So it is with true admiration that I can say today, that from the farms and villages of your countryside to the cathedrals and squares of your great cities, Poland lives, Poland prospers, and Poland prevails. (Applause.)
Despite every effort to transform you, oppress you, or destroy you, you endured and overcame. You are the proud nation of Copernicus — think of that — (applause) — Chopin, Saint John Paul II. Poland is a land of great heroes. (Applause.) And you are a people who know the true value of what you defend.
The triumph of the Polish spirit over centuries of hardship gives us all hope for a future in which good conquers evil, and peace achieves victory over war.
For Americans, Poland has been a symbol of hope since the beginning of our nation. Polish heroes and American patriots fought side by side in our War of Independence and in many wars that followed. Our soldiers still serve together today in Afghanistan and Iraq, combatting the enemies of all civilization.
For America’s part, we have never given up on freedom and independence as the right and destiny of the Polish people, and we never, ever will. (Applause.)

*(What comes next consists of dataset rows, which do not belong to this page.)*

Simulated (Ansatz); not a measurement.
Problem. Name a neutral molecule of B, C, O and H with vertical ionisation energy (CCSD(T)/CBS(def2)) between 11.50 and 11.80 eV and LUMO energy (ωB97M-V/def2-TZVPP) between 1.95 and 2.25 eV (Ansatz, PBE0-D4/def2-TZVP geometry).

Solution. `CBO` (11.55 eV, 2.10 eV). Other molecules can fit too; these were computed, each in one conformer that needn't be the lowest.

Our two countries share a special bond forged by unique histories and national characters. It’s a fellowship that exists only among people who have fought and bled and died for freedom. (Applause.)
The signs of this friendship stand in our nation’s capital. Just steps from the White House, we’ve raised statues of men with names like Pułaski and Kościuszko. (Applause.) The same is true in Warsaw, where street signs carry the name of George Washington, and a monument stands to one of the world’s greatest heroes, Ronald Reagan. (Applause.)
And so I am here today not just to visit an old ally, but to hold it up as an example for others who seek freedom and who wish to summon the courage and the will to defend our civilization. (Applause.) The story of Poland is the story of a people who have never lost hope, who have never been broken, and who have never, ever forgotten who they are. (Applause)
AUDIENCE: Donald Trump! Donald Trump! Donald Trump!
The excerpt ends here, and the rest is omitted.